There is a stellium in the grace and diplomacy of Libra.  The Sun moves across its third decan, with Jupiter and Mercury together in earlier degrees of the Scales.  Mercury is now at a square to Mars, as the red planet conjoins Pluto in Capricorn.

Libra asks what beauty looks like, not only as an aesthetic but a principle — of grace, of harmony, of relationship with the Other at large.  Romance, yes, but the romance of seeing Self in its blend with all that seems external to it, all that seems outside ourselves.  Fence-sitting or judging wisely, a wind blows and autumn leaves rest where they may, every context beautiful from one vantage point or another.  A zodiac sign whose symbol represents the Sun setting, the great exhalation of the year begins — the counterpoint to Spring’s zeal in all of its beautiful fallenness.

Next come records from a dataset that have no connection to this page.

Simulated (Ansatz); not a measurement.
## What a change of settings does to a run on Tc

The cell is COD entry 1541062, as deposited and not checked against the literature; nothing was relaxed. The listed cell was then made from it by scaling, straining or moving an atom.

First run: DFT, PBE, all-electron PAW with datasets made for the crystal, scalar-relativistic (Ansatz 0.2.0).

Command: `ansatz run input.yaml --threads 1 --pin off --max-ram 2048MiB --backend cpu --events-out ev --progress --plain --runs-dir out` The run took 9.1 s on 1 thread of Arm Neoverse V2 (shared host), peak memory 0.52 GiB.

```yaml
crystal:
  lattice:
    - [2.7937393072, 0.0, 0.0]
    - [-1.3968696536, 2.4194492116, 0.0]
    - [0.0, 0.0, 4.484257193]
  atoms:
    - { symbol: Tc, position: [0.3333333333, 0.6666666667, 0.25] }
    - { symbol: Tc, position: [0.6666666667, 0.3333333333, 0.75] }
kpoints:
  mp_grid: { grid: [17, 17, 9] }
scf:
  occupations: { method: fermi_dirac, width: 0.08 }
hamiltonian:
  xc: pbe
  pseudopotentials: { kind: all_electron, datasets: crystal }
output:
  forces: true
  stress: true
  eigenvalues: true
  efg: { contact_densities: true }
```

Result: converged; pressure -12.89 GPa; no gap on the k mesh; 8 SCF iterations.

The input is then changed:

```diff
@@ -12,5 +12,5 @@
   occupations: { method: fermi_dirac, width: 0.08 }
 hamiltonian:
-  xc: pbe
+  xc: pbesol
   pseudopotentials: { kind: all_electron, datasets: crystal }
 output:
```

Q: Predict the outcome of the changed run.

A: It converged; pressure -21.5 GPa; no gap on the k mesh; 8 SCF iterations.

Upon Capricorn, the commencement of Winter in the northern hemisphere, the year’s lungs are empty and the stillness of release visits us.  The sturdiness of the vessel is felt in its contracted emptiness.  The last orgasms of fall leave a satisfaction and insatiable curse, both rampant consumption and undying asceticism.

Capricorn surveys the land, the Queen of Pentacles’ face turned downward, the Queen of Disks face turned away taking stock of what is, what has been built, what masterful uses it has.  At best we see the erection of something which lasts — purposefully, steadily, unwaveringly — and perhaps many facets of this should never cease, will always be ‘tried and true.’

Yet Capricorn might resist the changes Pluto asks of it — the staleness of certain dogmas, the brittling bones of patriarchy that Libra might seek to equalize, that Jupiter the admiral general might seek to level.  Libra exalts the Sea Goat’s ruler Saturn, yet realizes some of his oldest iterations are reaching their last gasp.

Such themes drifts heavily through the air, as these two cardinal signs of more ‘objective’ elementals focus on society and world-forging.  Presidential scandals come frothing up as the Mercury-Pluto square tightens, and language itself flits across the stage guised not only as a morphing instrument for communicating the suchness of meaning — but as something which can become as sedentary as it is changeable.

I will share some reflections I wrote down last week that feel appropriate for the Moon in Pisces, especially in its recent passage through Aquarius and momentum towards the coming Full Moon in Aries.  Others have made good mention of such things, and I’ve surely put these thoughts a hundred different ways in my life as they’re some of my favorite to point out — and rather important in my eyes…

Words of Stone

Nouns are dangerous.  Like language as a whole.  “You’re a liar!” comes off different than “that’s a lie” or “I feel like you’re misrepresenting that.”

“That makes her a misandrist, not a feminist” is an ironically aggressive, objectifying way of saying “that’s an example of misandry, not feminism.”

Stop noun-ing people!  Those woo-ish sayings can hold some weight: we’re human be-ings, human do-ings — not so much nouns to be reduced or confined to.  Ever hear the words “we are what we repeatedly do”?  That implies action, not some static label like “you’re a femi-nazi” or “you’re a nationalist.”  Dissect an action rather than placing someone into a box of an abstraction.

An important thing to remember in one of many revolutionary eras is that language must be wielded with utmost care — whether it’s a pronoun someone would like to be addressed by, or a label for oppressive types of behavior.

Getting wrapped up in the often dangerously literal and definitional aspects of language… can nurture some of the same objectivist, materialist tendencies that forged patriarchy as it is.  ‘This is this, that is that’…  As my friend Casey once put it, when did language go from description to definition?

It’s always for both and everything in between, because both and everything in between all exist.  But see which ways the mind might go when we use language too much for definition… winds blow yet stir little, inert and stale, not shaking up our viewpoints to the point of healthy openness, not relativizing our stances to the point of an embrace rather than a fist.

Yet form and matter, in all their impermanence, serve as a container for subjective perception.  Use language too much for description and we might become overly subjective… a different type of hyper-sensitive, or too “it’s all good, man.” It's not 'all good.' Get off your fucking couch.

The birth of patriarchy went hand in hand with the birth of agriculture, when people began to be viewed as property.  “That’s mine!”  This is this, that is that… what do those things even mean?  To you?

Words are cool though.  Wield them wisely.